I have a choice – admit defeat and live in the shadow of what was or take up the challenge and move onto the next chapter of Life.
Onto the rower. Count down and…go! I start off strong. Ha! I’ll show Fear and Señor Rowmaster who’s Boss!
Thirty seconds later, the fatigue hits. Who am I kidding? This is killing me! Another minute and a half? What the hell was I thinking?
Fear dances delightedly. She’s winning by my defeat. A lung feels like it’s migrating North…
“Don’t you DARE stop.”
Marathon-mom’s sensing my weakening and isn’t standing for it. All muscles and purple spandex, I’m not about to broach her, despite the fact I think I may start to hack up blood.
Now everyone is rallying behind me, urging me onwards, counting down the final meters. So…close…
I feel my head beginning to swim, my breath like hot lava in my lungs, my arms and legs over-cooked spaghetti from an Olive Garden in Des Moines. This mortal coil is 10 seconds away from being shucked off.
And then I’ve passed the finish line. With eight seconds to spare.
“I knew you could do it,” beams Marathon-mom.
Just like that, I’ve done what I thought I couldn’t. Others saw my potential but my little friend Fear had convinced me otherwise. As I collapse in a sweaty, heaving heap, I realize that listening to Fear holds us back from so much. We give in to its deceptions, stopping before we ever start. And by not doing anything, Fear wins.
Life is about doing. Like a shark, Life needs to keep moving forward or it dies. Progressing in Life means gaining years so getting older isn’t failure – it’s fact. Nothing stays the same and aging requires that we adapt and adjust. No one is immune to Time and to expect otherwise is just nuts, despite what the beauty creams and plastic surgeons say.
As my breathing returned to normal and feeling returned to my noodley legs, I had a flash of insight. Fear doesn’t want us to let go of the comfortable past while Life needs us to move forward, into the adventure of the unknown. We will never have this day or hour or minute again so trying to hold onto the past is futile. We’ll never be that young girl/boy or woman/man we were because Time has marched us into the Future. They no longer exist because a newer version of ourselves has replaced them. Rather than struggling to hold onto those outdated versions of ourselves, we must open the space for the new, improved us and release the idea that we will ever be what we once were. Comparing our current selves against what we were takes us into Norma Desmond territory, frozen in a crazed time capsule complete with pet monkeys.

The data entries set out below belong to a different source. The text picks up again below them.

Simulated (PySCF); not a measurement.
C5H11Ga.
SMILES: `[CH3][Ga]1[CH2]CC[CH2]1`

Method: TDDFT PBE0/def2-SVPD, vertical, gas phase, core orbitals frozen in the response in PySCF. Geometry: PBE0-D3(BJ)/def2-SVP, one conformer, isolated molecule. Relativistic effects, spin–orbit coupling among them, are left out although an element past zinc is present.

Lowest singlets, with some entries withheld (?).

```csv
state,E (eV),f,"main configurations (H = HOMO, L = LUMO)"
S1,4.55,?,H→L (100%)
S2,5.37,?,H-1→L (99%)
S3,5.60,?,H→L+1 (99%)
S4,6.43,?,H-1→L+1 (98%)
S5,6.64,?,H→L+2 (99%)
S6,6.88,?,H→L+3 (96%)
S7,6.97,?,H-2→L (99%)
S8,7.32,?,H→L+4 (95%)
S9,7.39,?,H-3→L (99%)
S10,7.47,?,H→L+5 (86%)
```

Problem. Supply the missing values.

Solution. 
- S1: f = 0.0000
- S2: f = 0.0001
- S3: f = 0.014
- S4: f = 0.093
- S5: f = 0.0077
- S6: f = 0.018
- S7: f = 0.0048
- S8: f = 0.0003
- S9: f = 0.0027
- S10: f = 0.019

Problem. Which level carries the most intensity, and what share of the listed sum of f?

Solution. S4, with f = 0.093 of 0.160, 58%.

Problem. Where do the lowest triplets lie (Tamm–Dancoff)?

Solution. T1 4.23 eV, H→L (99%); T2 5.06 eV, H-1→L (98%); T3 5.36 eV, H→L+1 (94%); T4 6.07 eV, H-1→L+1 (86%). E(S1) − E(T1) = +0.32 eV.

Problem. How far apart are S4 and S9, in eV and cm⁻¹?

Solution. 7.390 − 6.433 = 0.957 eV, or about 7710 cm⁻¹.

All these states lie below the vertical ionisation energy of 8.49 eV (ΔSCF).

I look forward to the gym now, to what my body accomplishes on its daily adventure, seeing the supportive group of folks doing their best to improve little bit by little bit. I’ve made peace with the mirror – the workout clothes may look the same as they did back in the day but the body wearing them doesn’t and never will again. Nor is the body capable of what it was 15 years ago. And that’s OK because I’m excited to see what I can do, how I’m changing and where this swimming shark of Life is taking me.
Maybe I’ll buy some new gym shorts to celebrate.